ZEELAND, Mich. – Jack DeWitt, who co-founded Big Dutchman in 1938 with his brother, Dick DeWitt, died at his home in Zeeland, Mich., on Jan. 6. He was 100 years old.

Big Dutchman is a major player in automated poultry and swine production systems. Jack DeWitt and Dick DeWitt founded the company in 1938 when they sought to market their automated poultry feeder. The “Big Dutchman” automated poultry feeder was the first automatic feeding system, featuring the flat chain concept, which remains the most popular poultry feeding technology in use currently, according to the company

“We had a pretty good idea that sure beat shoveling out bird feed by hand," Dick DeWitt once said. "We just had to take it out to the rest of the world.”

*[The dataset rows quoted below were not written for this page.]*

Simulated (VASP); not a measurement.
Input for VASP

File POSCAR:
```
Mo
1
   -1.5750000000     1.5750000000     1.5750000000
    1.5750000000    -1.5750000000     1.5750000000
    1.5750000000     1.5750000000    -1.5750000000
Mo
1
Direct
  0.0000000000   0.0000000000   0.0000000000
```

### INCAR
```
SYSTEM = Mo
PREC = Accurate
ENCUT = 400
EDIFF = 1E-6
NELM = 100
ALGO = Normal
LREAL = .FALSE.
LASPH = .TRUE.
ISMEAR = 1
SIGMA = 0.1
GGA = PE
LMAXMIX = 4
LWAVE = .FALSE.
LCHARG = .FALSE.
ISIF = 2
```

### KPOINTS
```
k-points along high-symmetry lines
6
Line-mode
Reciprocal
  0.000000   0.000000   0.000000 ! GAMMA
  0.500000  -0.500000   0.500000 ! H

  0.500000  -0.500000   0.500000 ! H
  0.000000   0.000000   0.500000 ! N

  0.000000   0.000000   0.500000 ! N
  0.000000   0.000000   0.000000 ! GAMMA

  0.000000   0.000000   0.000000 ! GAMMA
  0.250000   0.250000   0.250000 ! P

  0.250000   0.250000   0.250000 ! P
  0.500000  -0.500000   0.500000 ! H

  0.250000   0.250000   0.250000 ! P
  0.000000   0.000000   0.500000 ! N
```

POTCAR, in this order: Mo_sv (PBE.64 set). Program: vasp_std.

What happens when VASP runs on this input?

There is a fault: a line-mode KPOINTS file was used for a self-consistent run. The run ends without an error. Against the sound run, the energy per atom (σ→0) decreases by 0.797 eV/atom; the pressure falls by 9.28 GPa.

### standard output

Big Dutchman was an established successful business by the early 1950s, and the brothers planned to establish plants and sales forces in their Netherlands homeland and other European countries, according to the company. In 1958, they added Josef Meerpohl as a sales representative in Germany. Meerpohl would later become sole owner of Big Dutchman. During his career, Jack DeWitt earned several awards and federal recognition for his contributions to foreign trade. He sold his interest in the company in 1968.

Bernd Meerpohl, Josef Meerpohl's son, currently runs the company. Big Dutchman has headquarters in Germany with over 2,000 employees and subsidiaries on every continent, according to the company.